Stewing is a great way to take care of left over potatoes. Potato stew goes well with sausages, meatballs, or smoked, salted or gravad fish.
Total Time
10 minutes
Servings
4
10 boiled or raw potatoes
30 ml wheat flour
4 dl milk, preferably with high fat content (about 3%)
20 ml butter (optional)
Salt
White pepper
Dill
Peel and dice the cold, already boiled, potatoes; make the cubes about 1–2 cm across.
Mix the flour with the milk in a saucepan. Be sure to make a smooth mix without lumps; it may help to add just a little bit of milk at the time until a smooth thick substance forms, then add the rest of the milk.
Add the butter, and bring the sauce to a boil.

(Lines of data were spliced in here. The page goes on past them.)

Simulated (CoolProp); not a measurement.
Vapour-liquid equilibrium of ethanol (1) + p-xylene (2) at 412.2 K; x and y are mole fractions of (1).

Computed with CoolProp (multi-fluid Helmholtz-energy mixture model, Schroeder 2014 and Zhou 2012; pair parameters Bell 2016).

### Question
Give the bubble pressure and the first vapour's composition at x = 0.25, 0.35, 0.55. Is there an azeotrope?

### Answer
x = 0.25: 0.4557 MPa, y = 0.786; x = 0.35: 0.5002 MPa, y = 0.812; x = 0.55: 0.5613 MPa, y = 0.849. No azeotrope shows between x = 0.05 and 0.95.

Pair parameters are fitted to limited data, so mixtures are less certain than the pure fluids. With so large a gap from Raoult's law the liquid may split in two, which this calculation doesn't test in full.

Add the potatoes and boil gently for 5 minutes.
5 minutes
Add salt, pepper, and dill to taste.
Peel and dice the potatoes; make the cubes about 1 cm across.
Put the diced potatoes in a saucepan, and add milk until it almost covers the potatoes.
Simmer until the potatoes are soft (about 10 minutes) stirring occasionally.
10 minutes
If the stew is too thin, add some roux to the potatoes and boil for a few more minutes.
Add salt, pepper, and dill to taste.